When college students think of writing, their minds travel to the seemingly irrelevant essays they have completed or are dreading completing in the future.
The memories of long nights in front of the computer screen, the strained feeling of their eyes as they fight to stay open, the indisputable unhealthy dependency on caffeine flood into their thoughts and then they may remember why they ‘hate’ writing. For students who do not have the slightest interest in English, composing a multi-page paper interpreting the thoughts of an author who wrote a book decades, maybe even centuries, ago is not appealing by any means.
But by taking a step back from looking at writing in the context of the classroom, its benefits are endless.
Writing is a great way to relieve stress. For college students, the feeling of being overwhelmed is nothing new. In fact, being relaxed might be an unfamiliar sensation. An important skill as a student is finding how to best cope with stress. Some students may already have it figured out—maybe they will take a jog on the treadmill, maybe they will indulge themselves in some chocolate, maybe they will listen to some music. However, for those students who have not found their perfect escape, let me suggest writing.

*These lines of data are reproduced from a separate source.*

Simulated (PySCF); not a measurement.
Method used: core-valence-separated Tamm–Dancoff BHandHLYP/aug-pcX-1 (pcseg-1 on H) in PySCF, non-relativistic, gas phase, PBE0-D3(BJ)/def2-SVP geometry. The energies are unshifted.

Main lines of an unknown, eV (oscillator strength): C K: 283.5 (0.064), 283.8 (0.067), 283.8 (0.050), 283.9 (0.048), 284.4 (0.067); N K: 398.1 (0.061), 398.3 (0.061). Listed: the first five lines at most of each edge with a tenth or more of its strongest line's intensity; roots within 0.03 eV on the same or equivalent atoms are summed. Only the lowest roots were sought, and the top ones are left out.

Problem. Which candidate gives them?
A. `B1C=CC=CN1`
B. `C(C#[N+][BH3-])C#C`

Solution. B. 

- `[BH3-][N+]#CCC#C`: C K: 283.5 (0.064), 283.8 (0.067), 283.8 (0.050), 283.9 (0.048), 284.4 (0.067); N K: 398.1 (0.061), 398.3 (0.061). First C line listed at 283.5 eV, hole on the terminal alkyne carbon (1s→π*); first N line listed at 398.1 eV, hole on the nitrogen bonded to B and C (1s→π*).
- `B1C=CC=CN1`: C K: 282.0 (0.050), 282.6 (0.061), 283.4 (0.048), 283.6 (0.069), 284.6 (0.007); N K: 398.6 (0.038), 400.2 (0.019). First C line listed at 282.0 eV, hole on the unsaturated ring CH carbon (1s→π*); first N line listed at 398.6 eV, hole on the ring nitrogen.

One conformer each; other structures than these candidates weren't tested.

Whether it is making a list of things that need to be done or journaling about how the day went, the benefits are undeniable. Taking the thoughts that clutter your brain and putting them down onto paper lifts a weight off of your shoulders. Most students have heard the “get involved” speech plenty of times as they transitioned from high school to college and even more importantly, many students have taken said advice. With schedules packed from morning to night, it can be easy to forget smaller tasks as the day progresses. Making a list and checking jobs off is one incredibly simple form of writing that is much more rewarding than it sounds.
Also, a personal journal is as judgment-free as stress relief can be. If there is a social situation that plagues your mind, write it down. Recording thoughts on paper not only helps to put certain stress-inducing scenarios in perspective, it may even spark a creative fire within. Weaving stories and poems together, using inspiration from events that happen in life, allows your mind a priceless outlet. Even more interesting is that researchers from the University of Auckland in New Zealand have found that expressive writing can help physical wounds heal quicker.
And of course, as college students, few things are treasured more than sleep. This ever-elusive necessity can make or break a new day, so why not get the best out of what few hours are spent sleeping? Studies conducted from numerous psychologists have proven that logging in a “gratitude journal” for 15 minutes prior to sleeping will result in a more restful night. While it may sound cheesy, falling asleep thinking about the great things in life makes for a happier sleep.
If the thought of giving up 15 minutes daily is unimaginable, another study conducted by Robert A. Emmons (University of California, Davis) and Michel E. McCullough (University of Miami) shows that recording just one statement of gratitude once a week can have long term effects—a more optimistic and happier mindset.
When you write for yourself, there are no expectations and no rules—and let’s be honest, isn’t that the freedom that most college students are searching for?